# 0 Imports

In [None]:
import os, warnings, re
from datetime import datetime

import numpy as np
import pandas as pd
import matplotlib.pyplot as plt
%matplotlib inline
import seaborn as sns

from sklearn.model_selection import GridSearchCV, train_test_split
from sklearn.feature_extraction.text import CountVectorizer, TfidfVectorizer
from sklearn.decomposition import LatentDirichletAllocation
from sklearn.metrics import multilabel_confusion_matrix, classification_report, ConfusionMatrixDisplay, accuracy_score, hamming_loss, precision_score, recall_score, f1_score
from sklearn.multiclass import OneVsRestClassifier
from sklearn.pipeline import Pipeline
from sklearn.linear_model import LogisticRegression
from sklearn.preprocessing import MultiLabelBinarizer, StandardScaler

from bs4 import BeautifulSoup as bs
import nltk
from nltk import pos_tag
from nltk.corpus import stopwords, wordnet
from nltk.stem import SnowballStemmer, WordNetLemmatizer
# nltk.download()
from wordcloud import WordCloud

import tensorflow as tf
from tensorflow import keras

import scripts

def set_seed(seed=31415):
    np.random.seed(seed)
    tf.random.set_seed(seed)
    os.environ['PYTHONHASHSEED'] = str(seed)
set_seed()

plt.rc('figure', autolayout=True)
plt.rc('axes', labelweight='bold', labelsize='large',
       titleweight='bold', titlesize=18, titlepad=10)
plt.rc('image', cmap='magma')
warnings.filterwarnings("ignore")

print("-----------------------------------------")
if tf.test.gpu_device_name():
    print(f"GPU used: {tf.test.gpu_device_name()}")
else:
    print(f"GPU not used")
print("-----------------------------------------")

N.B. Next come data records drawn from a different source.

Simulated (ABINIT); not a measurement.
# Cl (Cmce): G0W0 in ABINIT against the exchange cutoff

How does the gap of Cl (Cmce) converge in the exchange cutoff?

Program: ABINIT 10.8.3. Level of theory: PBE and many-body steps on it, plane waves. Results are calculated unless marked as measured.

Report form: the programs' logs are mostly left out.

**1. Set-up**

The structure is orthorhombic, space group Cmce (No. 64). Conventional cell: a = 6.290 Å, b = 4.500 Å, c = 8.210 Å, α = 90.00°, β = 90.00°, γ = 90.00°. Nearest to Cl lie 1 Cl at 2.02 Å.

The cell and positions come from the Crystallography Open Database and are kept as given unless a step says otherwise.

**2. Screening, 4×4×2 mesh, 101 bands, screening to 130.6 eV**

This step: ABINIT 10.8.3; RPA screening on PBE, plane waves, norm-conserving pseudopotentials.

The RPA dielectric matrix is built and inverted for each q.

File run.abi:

from tensorflow.python.client import device_lib 
print(device_lib.list_local_devices())

***
# 1 Config

In [None]:
config = {
    "raw_preprocessing": False,
    "preprocessing": False,
    "baseline": False,
    "bert_base": False,
    "bert_se": False
}

***
# 2 Preprocessing

## 2.0 Utils

In [None]:
def preproc_raw_data_body(cell):
    soup = bs(cell, "html.parser")

    script_tags = soup.find_all("script")
    for script_tag in script_tags:
        script_tag.extract()

    code_tags = soup.find_all("code")
    for code_tag in code_tags:
        code_tag.extract()

    preproc_cell = soup.get_text()
    preproc_cell = preproc_cell.replace(',', ' ')

    return preproc_cell

In [None]:
def tags_to_list(cell):
    return [tag for tag in re.split(r'[<>]', cell) if tag]

In [None]:
def lower(cell):
    return cell.lower()

In [None]:
def tokenize(*texts):
    tokens = []
    for text in texts:
        # https://regex101.com/
        tokenizer = nltk.RegexpTokenizer(r'\.?[a-z#]+')
        tokens_temp = tokenizer.tokenize(text)
        tokens += [re.sub("(.)\\1{3,}", "\\1", token) for token in tokens_temp]
    return tokens

In [None]:
def remove_stop_words(cell):
    return [word for word in cell if word not in stop_words]

In [None]:
def get_wordnet_pos(treebank_tag):
    if treebank_tag.startswith('J'):
        return wordnet.ADJ
    elif treebank_tag.startswith('V'):
        return wordnet.VERB
    elif treebank_tag.startswith('N'):
        return wordnet.NOUN
    elif treebank_tag.startswith('R'):
        return wordnet.ADV
    else:
        return 'n'

In [None]:
def tag_pos(cell):
    treebank_tags = pos_tag(cell)
    pos = [(tag[0], get_wordnet_pos(tag[1])) for tag in treebank_tags]
    return pos

In [None]:
def lemmatize(cell, with_pos=False):
    lemmatizer = WordNetLemmatizer()
    if not with_pos:
        lemmatized_tokens = [lemmatizer.lemmatize(token) for token in cell]
    else:
        lemmatized_tokens = [lemmatizer.lemmatize(pair[0], pos=pair[1]) for pair in cell]
    return lemmatized_tokens

In [None]:
def stemmize(cell):
    stemmer = SnowballStemmer("english")
    stemmed_tokens = [stemmer.stem(token) for token in cell]
    return stemmed_tokens

## 2.1 Loading raw data

In [None]:
if config["raw_preprocessing"]:

    raw_data_body = pd.read_csv("data/raw_data_body.csv")
    raw_data_body.shape

## 2.2 Parse html

In [None]:
if config["raw_preprocessing"]:

    raw_data_body["Body"] = raw_data_body.apply(lambda row: preproc_raw_data_body(row.Body), axis=1)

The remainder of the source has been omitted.